In a report released on March 7 by Retail Industry Leaders Association (RILA), sustainability will be a large component of focus among the business practices of major retailers over the next two years.
According to RILA’s vice president of sustainability and retail operations, Adam Siegel, “All of the trends are upward. Everyone is projecting that they’re going to be working on far more in the next few years than they are today.”
97% of survey respondents reported that they were “already working on waste and recycling in their facilities” with 94% claiming a focus on energy usage.
This is all well and good, however, taking responsible for waste and energy usage is only a tiny portion of being a truly sustainable enterprise. Let’s push the boundaries a little more and see what respondents said about the more important aspects of sustainable business practices.
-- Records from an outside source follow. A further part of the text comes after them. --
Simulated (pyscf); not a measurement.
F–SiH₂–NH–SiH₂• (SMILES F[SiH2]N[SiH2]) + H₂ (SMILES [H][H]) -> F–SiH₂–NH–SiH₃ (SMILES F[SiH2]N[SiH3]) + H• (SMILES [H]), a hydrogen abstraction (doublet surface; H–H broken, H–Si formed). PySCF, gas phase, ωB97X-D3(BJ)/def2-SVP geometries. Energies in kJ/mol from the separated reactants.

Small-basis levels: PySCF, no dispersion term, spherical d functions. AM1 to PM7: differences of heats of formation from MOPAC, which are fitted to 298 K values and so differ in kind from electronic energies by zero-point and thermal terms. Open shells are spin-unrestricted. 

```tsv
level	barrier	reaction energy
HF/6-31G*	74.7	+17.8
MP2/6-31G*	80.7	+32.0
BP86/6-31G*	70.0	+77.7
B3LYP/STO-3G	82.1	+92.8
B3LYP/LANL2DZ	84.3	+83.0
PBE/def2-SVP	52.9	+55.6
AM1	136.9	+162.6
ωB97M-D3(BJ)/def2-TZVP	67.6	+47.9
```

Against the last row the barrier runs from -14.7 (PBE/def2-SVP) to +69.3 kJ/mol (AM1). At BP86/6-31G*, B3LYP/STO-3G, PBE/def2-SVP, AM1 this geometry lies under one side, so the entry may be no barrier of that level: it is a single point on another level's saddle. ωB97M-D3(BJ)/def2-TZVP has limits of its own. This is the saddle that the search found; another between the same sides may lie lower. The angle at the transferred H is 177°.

Issue Percentage of Respondents Addressing the Issue
End-of-life disposal of products 48%
Manufacturing Impacts 52%
Factory labor conditions 48%
When looking at the data from this perspective (with the belief that these major issues should have been at the very forefront of importance) the positivity that seems to be beaming from the report seems much less bright and promising. The environmental and human welfare implications of these large mass merchants are massive, and executives should not be rewarded or condoned for their backwards afterthought of the consequences their business practices have. If anything, this report should highlight the need to make businesses acknowledge what it truly means to be sustainable, not accepting their interpretation to be selective in what the term actually means.